Woody Allen has finally acknowledged the existence of a new HBO documentary that lays out the allegations of sexual abuse made by his adopted daughter, Dylan Farrow in gruesome detail.
Allen v. Farrow, a docu-series directed by Amy Ziering and Kirby Dick, premiered on Sunday night, prompting the filmmaker and his wife, Soon-Yi Previn, to speak out through a spokesperson: Allen’s sister and producer Letty Aronson.
Their statement issued to the Hollywood Reporter calls the documentary “a hatchet job riddled with falsehoods,” and accuses Ziering and Dick of colluding with ex-wife Mia Farrow to smear him. The statement also claims that Allen and Previn were only approached for comment “less than two months ago,” and were given only a few days to respond. They declined to participate.
But in an interview with Variety, Allen v. Farrow producer Amy Herdy said that the team had first reached out to Allen’s publicist in 2018, when Dick and Ziering started to work on the project.

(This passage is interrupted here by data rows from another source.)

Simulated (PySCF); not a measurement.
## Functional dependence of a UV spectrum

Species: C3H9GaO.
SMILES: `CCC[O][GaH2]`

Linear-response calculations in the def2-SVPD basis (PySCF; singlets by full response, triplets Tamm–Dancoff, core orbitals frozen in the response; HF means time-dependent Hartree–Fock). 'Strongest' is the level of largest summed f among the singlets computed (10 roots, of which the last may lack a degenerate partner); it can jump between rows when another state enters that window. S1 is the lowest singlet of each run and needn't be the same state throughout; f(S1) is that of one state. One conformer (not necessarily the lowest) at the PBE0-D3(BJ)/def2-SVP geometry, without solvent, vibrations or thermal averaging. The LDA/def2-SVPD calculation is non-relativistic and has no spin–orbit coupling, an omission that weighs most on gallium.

“I reached out to his rep a few times to try and interview him then — and got crickets back,” Herdy said. “I know they got my request, because I was able to get an assistant on the phone saying, ‘You are getting my emails, right?’ And she said yes. But they never responded.”
Over four episodes, Allen v. Farrow gives a chronological account of the director’s relationship with actress Mia Farrow, the scandal surrounding his relationship with her adopted daughter (and Allen’s wife of 23 years) Soon-Yi, and the allegations of sexual abuse made by his adopted daughter, Dylan. Using a trove of archival footage, as well as current-day interviews with Dylan, Mia, and others who claim to have witnessed a pattern of inappropriate behaviour from Allen, Ziering and Dick methodically parse a case that has so far been relegated to the realm of “he said, she said.”
“As has been known for decades, these allegations are categorically false,” Allen’s statement continues. “Multiple agencies investigated them at the time and found that, whatever Dylan Farrow may have been led to believe, absolutely no abuse had ever taken place.”
Allen v. Farrow stresses at multiple points that Allen categorically denies the abuse, and also dedicates an entire episode to the Yale-New Haven report that cleared him of wrong-doing — a report that was contested as flawed by many experts at the time, and is again questioned in the documentary — as well as the investigation led by Connecticut State’s Attorney Frank Maco, which “found probable cause” to prosecute Allen, though the case never went to court.
Allen’s statement also lays blame on HBO itself, a network he says “has a standing production deal and business relationship with Ronan Farrow,” his son with Mia Farrow. What the statement leaves out is that Allen also has a relationship with the network. Six of his films are currently available to stream on HBOMax, including September, Another Woman, Shadows and Fog, Radio Days, and Broadway Danny Rose, all of which star Mia Farrow.
“We talk about that in Episode 4,” Ziering told Variety. “We go into depth about the decisions people have to make about consuming product. It is something that many people talk about struggling with. And that’s also why we want people to think and reflect on that. I think there’s a lot of art out there with complicated biographical backgrounds. We invite people to make their own decisions.”